The Nightmare of Chapter 7 Bankruptcy Preference Payments
Have you ever had a nightmare that seemed so real that your heart started racing? Have you ever had one of those nightmares where you thought your suffering would never end? Then,…….you woke up. Do you remember feeling that wave of relief wash over you as you exclaimed, “Thank you God that it was only a dream.”
I still sometimes have that nightmare that I’m back in college half way through the semester and remember that I missed the deadline to officially drop a class and now I’m going to get a bad grade since I’ve missed half the classes.
Reading about bankruptcy on the internet without consulting with an attorney can lead some people into some nightmare conclusions.
Reading about Chapter 7 bankruptcy before you meet with an attorney is a great idea. However, don’t let something you read on the internet keep you from discussing your situation with a real life bankruptcy attorney. An experienced bankruptcy will have insights into the legal aspects of your situation that you would never be able to figure out on your own. Your bankruptcy attorney might be able to end your nightmare.
I recently met with a client who was distraught because of something she read on the internet. She thought that she was barred from filing Chapter 7 bankruptcy because she used her $1,000.00 tax refund to repay a loan from her mother. Any payment to a relative is always going to be a red flag to a Chapter 7 trustee. A preference is a payment to a creditor that can be recovered by a Chapter 7 trustee and redistributed to all creditors to avoid the preferential or unfair payment to the single creditor. In her situation, she clearly made a preferential payment to her mother. However, she was mistaken to believe that this payment barred her from filing a Chapter 7 case.
Since she was unemployed and had no source of income, she knew that she could not file a Chapter 13 bankruptcy. For weeks, she endured the nightmare of harassing phone calls and threatening letters from various creditors. After the Floyd County Sheriff drove up to her house and delivered a creditor collection lawsuit, she had decided that she had to something. Finally, she broke down to come meet with me and see if there were any options.

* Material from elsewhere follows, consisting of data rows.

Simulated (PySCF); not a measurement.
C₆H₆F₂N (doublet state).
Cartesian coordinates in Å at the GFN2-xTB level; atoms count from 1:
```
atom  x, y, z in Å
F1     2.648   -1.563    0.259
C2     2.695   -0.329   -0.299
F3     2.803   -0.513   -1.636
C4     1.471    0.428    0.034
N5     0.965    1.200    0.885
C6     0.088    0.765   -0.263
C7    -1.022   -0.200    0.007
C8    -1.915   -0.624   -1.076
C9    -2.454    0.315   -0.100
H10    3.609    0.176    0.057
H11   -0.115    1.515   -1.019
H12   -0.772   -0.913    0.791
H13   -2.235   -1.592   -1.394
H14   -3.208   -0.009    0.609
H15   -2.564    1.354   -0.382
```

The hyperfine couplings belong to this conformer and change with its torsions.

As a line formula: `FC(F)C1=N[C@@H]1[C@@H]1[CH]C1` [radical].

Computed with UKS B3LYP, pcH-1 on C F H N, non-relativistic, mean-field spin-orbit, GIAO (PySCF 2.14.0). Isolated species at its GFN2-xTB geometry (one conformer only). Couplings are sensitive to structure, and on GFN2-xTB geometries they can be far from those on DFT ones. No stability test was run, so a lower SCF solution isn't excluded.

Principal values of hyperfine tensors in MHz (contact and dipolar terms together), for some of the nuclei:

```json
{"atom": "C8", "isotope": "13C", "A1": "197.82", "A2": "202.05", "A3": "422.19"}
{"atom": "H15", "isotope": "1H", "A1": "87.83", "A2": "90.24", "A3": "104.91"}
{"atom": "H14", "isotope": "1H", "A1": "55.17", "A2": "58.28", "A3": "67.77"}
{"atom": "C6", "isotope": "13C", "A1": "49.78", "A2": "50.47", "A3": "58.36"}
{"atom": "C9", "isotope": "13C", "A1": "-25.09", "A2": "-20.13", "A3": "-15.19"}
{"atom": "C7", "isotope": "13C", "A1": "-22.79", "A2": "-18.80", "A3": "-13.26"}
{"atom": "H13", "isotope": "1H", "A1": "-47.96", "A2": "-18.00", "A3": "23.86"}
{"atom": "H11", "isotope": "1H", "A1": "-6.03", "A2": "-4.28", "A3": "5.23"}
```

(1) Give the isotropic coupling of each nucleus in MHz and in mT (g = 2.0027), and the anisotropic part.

In tears, she explained her situation to me.
After listening to her story, I asked, “Could your mother pay that $1,000.00″ to the Chapter 7 trustee.”
“That would not be a problem at all,” she replied.
“Why not file Chapter 7 and then let your mother cut a check to the Chapter 7 trustee for the $1,000.00?”
“We can do that?” she asked.
“Yes we can.” I replied.
You should have seen the look of relief on her face.